More than half of today’s college students are first-generation, and some of the country’s most populous states just so happen to have the highest concentration of such learners. However, first-generation students are prone to fall behind in higher education and beyond, which has prompted colleges, universities and related organizations to recognize their struggles—and alleviate them.
On Wednesday, the National Association of Student Personnel Administrators (NASPA) Center for First-Generation Student Success is hosting a live broadcast to celebrate their achievements, despite the odds. Those odds can seem quite pronounced in two areas specifically.

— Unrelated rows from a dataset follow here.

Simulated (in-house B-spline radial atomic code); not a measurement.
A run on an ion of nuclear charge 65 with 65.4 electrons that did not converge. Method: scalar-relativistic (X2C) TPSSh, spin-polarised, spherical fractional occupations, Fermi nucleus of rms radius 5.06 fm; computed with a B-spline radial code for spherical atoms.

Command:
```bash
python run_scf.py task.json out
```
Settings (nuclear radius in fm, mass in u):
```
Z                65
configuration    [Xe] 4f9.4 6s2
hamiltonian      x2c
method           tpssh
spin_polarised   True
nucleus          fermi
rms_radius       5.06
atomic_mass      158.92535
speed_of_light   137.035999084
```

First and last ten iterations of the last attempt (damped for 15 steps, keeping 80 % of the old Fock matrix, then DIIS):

First, first-generation students struggle with persistence and retention. Six years after starting college, more than half of first-generation students had not earned their bachelor’s degrees, a higher rate than their peers with parents who graduated, according to the center. Similarly, of today’s online learners who reported being previous stop-outs, a third reported being first-generation students.
Secondly, among those students who do graduate, many report struggling with connecting to their careers. According to a report from the University of Phoenix Career Institute, 50% are experiencing burnout at work, 40% do not see a clear path for advancing their career and 52% are not satisfied with what they are currently making.
To help with student retention, colleges and related stakeholders are helping promote success coaches focus on this demographic of students.
“To truly support first-gen students, institutions must meet them where they are,” wrote Alex Leader, chief impact officer at Watermark, an edtech company focused on student success. “By understanding the student’s background, colleges and universities can pave the way for them to discover their potential and find satisfaction in their college experience.”
The Indiana Commission for Higher Education is awarding more than $2.4 million in grants focused on college success across 22 college campuses, including Indiana University, Columbus and nine other IU locations, The Republic reports.
As for boosting more effective career pathways for students, Bay Path University organizes meetings between employers and groups of students to facilitate job shadowing, according to EAB. With students experiencing greater exposure to different career pathways, they have a stronger understanding of what they should be looking for upon graduation and feel more informed in the job application process.